Questions Remain in Ethics Committee Probe of Maxine Waters

If there's nothing wrong, why such hesitancy to let us know what's going on?

By Bryan Gerhart Jul 06, 2011

With a year, a handful of attorneys and their credibility gone, the House Ethics Committee has yet to make substantial progress in its corruption case against Rep. Maxine Waters. The lingering investigation against the California Democrat has garnered as much attention for its controversial process as for the alleged dealings of Rep. Waters. While the member of the Congressional Black Congress has repeatedly made clear her desire to move forward with a public trial in an attempt to clear her name, the Ethics Committee hasn’t shown any intent of clearing up the matter or offering an explanation for the administrative bungles that have plagued the case.

Rep. Waters, who represents California’s 35th congressional district, has been the subject of an ongoing investigation by the Ethics Committee because she advocated on behalf of OneUnited Bank, a black owned financial institution whose board of directors included Rep. Waters’ husband. The beleaguered bank ultimately received $12 million in federal bailout funds dating back to 2008.

The investigation came at the same time another member of the Congressional Black Caucus, Harlem’s Rep. Charlie Rangel, was charged with multiple counts of ethics violations. On November 19, the day after Rangel was found guilty of 11 of the 13 charges, Rep. Waters’s impending trial was abruptly canceled and has not yet been rescheduled. Additionally, the two lawyers on the congresswoman’s case were put on administrative leave, yet no explanation has been offered as to why.

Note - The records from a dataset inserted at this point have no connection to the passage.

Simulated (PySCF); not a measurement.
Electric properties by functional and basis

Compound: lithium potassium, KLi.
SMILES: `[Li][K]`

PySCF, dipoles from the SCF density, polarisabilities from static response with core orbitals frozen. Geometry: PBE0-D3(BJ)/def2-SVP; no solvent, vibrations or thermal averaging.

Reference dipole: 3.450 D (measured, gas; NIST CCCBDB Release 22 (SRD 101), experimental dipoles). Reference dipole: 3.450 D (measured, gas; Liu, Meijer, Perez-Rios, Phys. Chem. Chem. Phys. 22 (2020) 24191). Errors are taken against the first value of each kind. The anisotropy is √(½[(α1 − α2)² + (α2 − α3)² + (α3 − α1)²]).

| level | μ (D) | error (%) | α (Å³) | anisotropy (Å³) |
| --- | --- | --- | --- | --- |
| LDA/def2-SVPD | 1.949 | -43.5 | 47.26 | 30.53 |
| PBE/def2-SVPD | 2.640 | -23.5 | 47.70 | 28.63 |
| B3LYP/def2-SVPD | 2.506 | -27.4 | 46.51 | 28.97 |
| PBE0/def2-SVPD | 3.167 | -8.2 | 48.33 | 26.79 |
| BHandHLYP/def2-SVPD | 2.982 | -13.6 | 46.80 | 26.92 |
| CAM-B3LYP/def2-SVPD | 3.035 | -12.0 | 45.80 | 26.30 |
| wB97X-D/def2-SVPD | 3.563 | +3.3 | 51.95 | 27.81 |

The explanation may never come. Robert Walker, an ethics attorney who has served as a staff director to the House Ethics Committee, told TPM Muckraker that unless Waters sees exposing the committee as relevant to her defense, the full story might not ever see the light of day. The details of the case remain ambiguous, but it seems clear that the investigation has tainted the reputation of the Committee. Melanie Sloan, executive director of Citizens for Responsibility and Ethics in Washington, puts it plainly to TPM: "The questions swirling around the committee undermine its fact finding in the case."

While there’s still no verdict on whether or not Rep. Maxine Waters is did anything wrong, the committee has now extended an investigation of Rep. Gregory Meeks of New York, a fellow member of the Congressional Black Caucus. This makes three prominent Black lawmakers in just over a year who have found themselves under the eye of a watchdog organization in dire need of its own watchdog organization. The Representatives under investigation shouldn’t be ignored (and there are a host of reasons why), but neither should the Committee’s own stagnation.